Lambda calculus clearly illustrates that this isn't an arbitrary connection.
In the lambda calculus, literally every piece of data is a function, and LC
could not exist without higher-order functions.  LC is the prototypical
functional language, which defines many of the characteristics which all
functional languages share.  All functional languages I'm familiar with
derive their core model from it (including Lisp; McCarthy semi-reinvented
parts of lambda calculus, complete with HO functions).  It makes sense that
higher-order functions are an integral part of the design of these
languages.

Of course, real functional languages have data types other than functions,
and so presumably could get away without HO functions, in theory.  But that
would prevent many of the things which a pure functional language allows:
operations such as maps and folds would have to be implemented iteratively,
for example.  You would lose the ability to write generic code that is
parameterized by functions, and would be reduced to relying on things like
case/switch statements, very much along the lines of pre-OO imperative
languages.  You would be left with a very impoverished language in which you
could not easily reuse a function in any context other than calling it
directly and explicitly.  Such a restricted variety of functional
programming would be hard to defend against alternatives such as OO.
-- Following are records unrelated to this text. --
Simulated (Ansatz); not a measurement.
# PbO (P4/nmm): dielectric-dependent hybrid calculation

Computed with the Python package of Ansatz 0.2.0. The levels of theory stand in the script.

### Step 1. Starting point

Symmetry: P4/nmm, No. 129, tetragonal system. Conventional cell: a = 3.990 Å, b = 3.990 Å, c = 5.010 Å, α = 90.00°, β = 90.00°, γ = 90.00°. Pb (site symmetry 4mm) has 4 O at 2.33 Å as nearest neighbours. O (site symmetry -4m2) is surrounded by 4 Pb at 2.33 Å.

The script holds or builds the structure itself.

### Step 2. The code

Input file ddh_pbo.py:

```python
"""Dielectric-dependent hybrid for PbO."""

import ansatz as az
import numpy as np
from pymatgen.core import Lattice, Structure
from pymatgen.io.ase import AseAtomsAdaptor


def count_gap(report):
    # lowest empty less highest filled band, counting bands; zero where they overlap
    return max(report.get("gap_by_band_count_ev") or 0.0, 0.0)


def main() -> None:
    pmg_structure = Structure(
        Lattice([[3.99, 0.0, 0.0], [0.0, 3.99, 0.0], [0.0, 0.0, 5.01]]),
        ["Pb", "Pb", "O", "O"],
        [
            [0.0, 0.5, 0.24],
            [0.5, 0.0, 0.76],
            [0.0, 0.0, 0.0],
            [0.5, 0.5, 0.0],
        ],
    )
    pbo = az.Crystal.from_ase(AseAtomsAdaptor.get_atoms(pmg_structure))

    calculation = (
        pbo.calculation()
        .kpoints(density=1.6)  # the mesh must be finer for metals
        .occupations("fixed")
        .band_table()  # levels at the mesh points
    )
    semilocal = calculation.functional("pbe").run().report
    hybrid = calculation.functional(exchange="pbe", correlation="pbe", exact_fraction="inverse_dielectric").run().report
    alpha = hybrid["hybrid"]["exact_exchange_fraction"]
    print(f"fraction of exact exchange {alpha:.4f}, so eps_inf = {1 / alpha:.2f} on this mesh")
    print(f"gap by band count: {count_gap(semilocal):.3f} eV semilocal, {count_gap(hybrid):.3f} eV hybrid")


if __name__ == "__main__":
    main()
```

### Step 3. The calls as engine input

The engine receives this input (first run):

> The general idea is simply that the bundle of ideas represented
> by the design of the LISP family of languages is important, but
> seems to have no name.

Its name is "Lisp".  Or, as I like to call it, "Scheme".  ;-)

> Other languages also possess many of the same qualities of LISP
> and Scheme.  These languages are often labeled 'functional';
> perhaps the whole 'functional programming languages' field should
> bifurcate into *true* functional languages and those that have
> the 'LISP quality', whatever people want to call it.

One way to look at it the code=data aspect of the 'LISP quality' is that
pure functional programming treats functions as data, but does so with the
function as a semantic entity.  Lisp/Scheme takes this a step further,
treating a function's syntactic representation as data, providing a
interface for manipulating it consistent with other data in the language,
and providing the ability to create functions from their syntactic
representation, at runtime.  There's not much inherently functional about
it, but it's an extension in a  natural direction for a functional language:
extending the manipulation of functions as data, into the syntactic realm.